Find an example of sets of cosets of different cardinality $G$ is a finite group. Let $H$ be a subgroup of $G$. Is there an example of $G$ and $H$ such that
$${\rm Card}(\{Hxh\mid h\in H\})\neq{\rm Card}(\{Hyh\mid h\in H\}),$$
where $x,y\in G\setminus H$? Here ${\rm Card}$ means cardinality, namely the number of elements contained in a set, so I wonder if we can find two sets of cosets $\{Hxh\mid h\in H\} $ and $\{Hyh\mid h\in H\}$ such that the number of cosets contained in one set is different from the other one.
Could you give me some help? Thank you!
 A: First consider $G=S_3$ and $H=\{e,(1\ 2)\}$, with $x=e$ and $y=(1\ 2\ 3)$. Then
$$
\{Hxh\mid h\in H\} = \{H\} \quad\text{while}\quad \{Hyh\mid h\in H\} = \{H(1\ 2\ 3), H(1\ 2)\}.
$$
But wait, you say, we're not allowed to take $x\in H$? This isn't actually that serious a restriction, since for any nontrivial group $K$ and any $k\in K\setminus\{e\}$, we can now replace $G$ by $G\times K$ and $H$ by $H\times\{e\}$, and $x$ and $y$ by $x\times k$ and $y\times k$.
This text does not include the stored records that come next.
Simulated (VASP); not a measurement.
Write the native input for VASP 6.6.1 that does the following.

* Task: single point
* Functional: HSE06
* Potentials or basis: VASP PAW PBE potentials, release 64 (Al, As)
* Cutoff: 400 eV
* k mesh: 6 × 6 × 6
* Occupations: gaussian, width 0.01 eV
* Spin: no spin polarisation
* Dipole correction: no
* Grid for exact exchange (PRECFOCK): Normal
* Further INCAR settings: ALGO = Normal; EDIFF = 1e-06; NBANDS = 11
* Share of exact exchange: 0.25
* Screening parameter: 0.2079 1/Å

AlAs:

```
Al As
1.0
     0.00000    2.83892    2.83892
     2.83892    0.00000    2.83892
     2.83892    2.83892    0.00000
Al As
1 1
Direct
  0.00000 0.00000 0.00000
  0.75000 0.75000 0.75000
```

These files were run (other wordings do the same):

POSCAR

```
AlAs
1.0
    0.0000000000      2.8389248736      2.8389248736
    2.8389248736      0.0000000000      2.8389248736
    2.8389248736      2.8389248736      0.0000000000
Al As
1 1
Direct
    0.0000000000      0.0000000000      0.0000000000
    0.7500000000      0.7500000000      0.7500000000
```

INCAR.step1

A: Consider the symmetry group $D_8$ of a square.  Let $C_2$ denote the subgroup fixing a corner $x$ (so $C_2$ consists of the identity, and reflection through the diagonal containing $x$).  Then we can identify the $4$ corners of the square with the cosets of $C_2$. That is all the elements of $C_2g$ map $x$ to $xg$, so we may identify the coset $C_2g$ with the corner $xg$, for each $g\in D_8$.
The orbits of corners under $C_2$ have different sizes: one orbit is the two corners adjacent to $x$, another is the single corner opposite to $x$.
Thus if $a$ is a $90^\circ$ rotation, then $\{C_2ah|h\in C_2\}$ is two cosets, whilst $\{C_2a^2h|h\in C_2\}$ is one.